Everyone loves the film. Something in the nostalgic British psyche likes to think of a gang of ruthless desperadoes lodging with a dear old lady, pretending to be a chamber music quartet, but being foiled by her innocence and their own incompetence. It was a jewel of Ealing cinema and then a wonderful stage adaptation, and now Eastern Angles home in on it, in their Christmassy panto spirit, with their own spoofy account of a similar old lady, Binkie, and her boarding-house in a quiet Ipswich lane (it’ll be a side street in Peterborough when they move it there).

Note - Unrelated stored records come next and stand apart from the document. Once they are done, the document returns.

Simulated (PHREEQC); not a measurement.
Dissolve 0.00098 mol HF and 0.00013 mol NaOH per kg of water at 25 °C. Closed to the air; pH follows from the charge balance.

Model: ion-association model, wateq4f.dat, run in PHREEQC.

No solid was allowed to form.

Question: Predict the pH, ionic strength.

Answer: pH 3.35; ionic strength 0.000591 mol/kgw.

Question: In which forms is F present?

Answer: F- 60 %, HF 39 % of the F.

This time, to enable in-jokes about actors, theatre production finances and crazy headgear, the villains have broken out of Norwich jail and their plan is to put on The Importance of Being Earnest, lure in the whole street and nip out to burgle their empty houses during brief periods offstage. A cast of five is valiantly gender-blind (Emma Barclay doubles as Binkie and as CowCrusher the heavy, and Keshini MIsha is Chugger). And, for a lot of the time, they’re very funny. Especially Daniel Copeland as the dimmest, beardiest of them . His veteran drop-dead timing provides the best laughs of the show. Especially when he plays Gwendolen and rather likes it. And it’s quite funny when he plays the flute too, in the musical numbers, because a big bearded heavy with a sweet piping flute always is.
Which is, I fear, a bit more drawn-out than it need be. Laura Keefe’s direction is full of good gags, not least the meta-theatre moments when they use us as the gullible audience, and Barclay’s turn as Binkie , full of local jokes (again, they’ll adapt them for Peterborough) is fun (“This is Rushmere Community Centre, where I first performed the Downward Dog”) . I loved the music, especially the robbery song, and more of that and less of the slower jokes would help. But, as so often, the spirit of place and the general glee the Angles’ Christmas show carries it through. Even into this filthy January.